How often in life do you get an idea that you can’t express verbally or in writing? Often a flash of insight will feel whole and obvious, but like dreams, when you try to explain them their logic falls apart. Expressing one’s thoughts is hard. Finding words to explain how you feel is even harder. Whether talking with your soul mate, best friend, or writing an essay for a bunch of unknown and unseen strangers, putting the exact words together is major work. It takes persistence.
How often have you not said anything rather than struggle to find the words? How often have you seen a fantastic movie that moved you at a very deep level, but when your friends asked you about it, all you could say was, “I loved it.”
That happens to me all the time. And since I blog I’m always trying to express an idea that feels obvious to me but one I fail to give whole to my readers, or even to myself when I read what I’ve written months later, after I’ve forgotten the original inspiration.
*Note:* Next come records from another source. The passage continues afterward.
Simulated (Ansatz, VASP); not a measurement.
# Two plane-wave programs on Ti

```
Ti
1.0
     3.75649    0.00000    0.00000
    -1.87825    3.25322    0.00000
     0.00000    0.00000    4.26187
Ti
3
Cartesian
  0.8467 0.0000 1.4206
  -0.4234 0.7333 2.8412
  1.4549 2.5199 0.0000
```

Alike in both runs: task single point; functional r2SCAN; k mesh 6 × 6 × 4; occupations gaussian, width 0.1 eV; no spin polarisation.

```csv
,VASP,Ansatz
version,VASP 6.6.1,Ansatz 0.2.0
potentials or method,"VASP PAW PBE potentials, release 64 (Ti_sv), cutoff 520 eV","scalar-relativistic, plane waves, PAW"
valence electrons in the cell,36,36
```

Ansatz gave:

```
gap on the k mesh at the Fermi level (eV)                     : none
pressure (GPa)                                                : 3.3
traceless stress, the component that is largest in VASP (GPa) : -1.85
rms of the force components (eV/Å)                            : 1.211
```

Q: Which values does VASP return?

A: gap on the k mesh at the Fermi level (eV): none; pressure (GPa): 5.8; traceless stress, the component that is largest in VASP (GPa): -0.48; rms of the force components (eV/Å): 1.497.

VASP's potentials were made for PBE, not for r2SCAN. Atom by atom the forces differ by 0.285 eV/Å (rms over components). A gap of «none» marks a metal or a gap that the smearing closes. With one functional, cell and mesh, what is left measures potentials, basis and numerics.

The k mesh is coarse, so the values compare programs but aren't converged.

What we have here is a failure to communicate, as a line in an old movie goes.
Friday I read a series of articles in Scientific American about new educational techniques and my initial feeling was a kind of revulsion. I immediately jotted down some notes, and yesterday I wrote an essay about how I felt. The results aren’t what I intended. That essay was too generalized. If I tried again, how could I approach it differently?
The first essay doesn’t convey the revulsion of my initial reaction. I had A Clockwork Orange kind of image of educators forcing kids to learn. I imagined teaching machines that literally forced data into children’s minds, overstuffing their little heads until they were ready to puke words. At what point does K-12 education become cruel and unusual punishment, or even brainwashing?
Part of my initial reaction was to ask: Are we requiring kids to learn too much?
The secondary reaction to that initial reaction is: What is enough education? What information should everyone have at immediate recall to make them a good and useful citizen?
Another part of my reaction is personal experience. I read a lot of books. I’ve read thousands of books, and tens of thousands of essays and watched thousands of documentaries, and one of the things I feel at 61 is I haven’t processed that information very efficiently, and maybe learning about reality could be more systematic and concise.
We can never know everything there is to know. Not even close. But K-12 and undergraduate curriculums try awful hard to give students a good approximation of all knowledge. And part of my gut reaction to those articles in Scientific American was a criticism of not how we teach, but what we teach. But to get into that topic would require writing a book.
I guess the feeling I wanted to communicate whole about my reaction to what I read was this: Can our education system teach more by teaching less? Can’t we teach kids to be self-educators, to become highly efficient autodidactics that are hungry to learn on their own? Shouldn’t we reevaluate what the standard curriculum should be so that it’s a toolkit for learning and not a vast database?
JWH – 7/24/13
3 thoughts on “A Failure to Express Myself”
I like your thoughts about a toolkit for learning, but somehow I can’t help thinking that there is some basic knowledge we should all have so we can go through life being completely stupid… One case in point, I took a course at some point which was an overview of the Quebec Civil Code, the basic legal framework of the province. I used to call this course “how to be a more intelligent citizen”. Knowing the laws you have to respect (and the ones that protect you) is essential. And I sure wish I had learned that earlier in my life.
I guess that figuring out what is the basic stuff everyone should to be a functioning adult and citizen might be hard to define. Knowing more superficial factoids you can easily be tested on is not desirable. Being able to efficiently look up information when you need it and being able to assess it critically is much more useful.
Yeah, i’m in the “I loved it”, “Fantastic”, “Brilliant” camp. I always hate it when i attempt to express myself in more elaborate and clear ways. It never comes out as what it’s my head.
Also this era of “like” buttons makes it even easier to avoid even trying.
Kids are a captive audience, we all think we can teach them whatever we think they ought to know, and fill them up like buckets. To be an intelligent person, you need content, method and creativity – that’s it. So I think, anyway.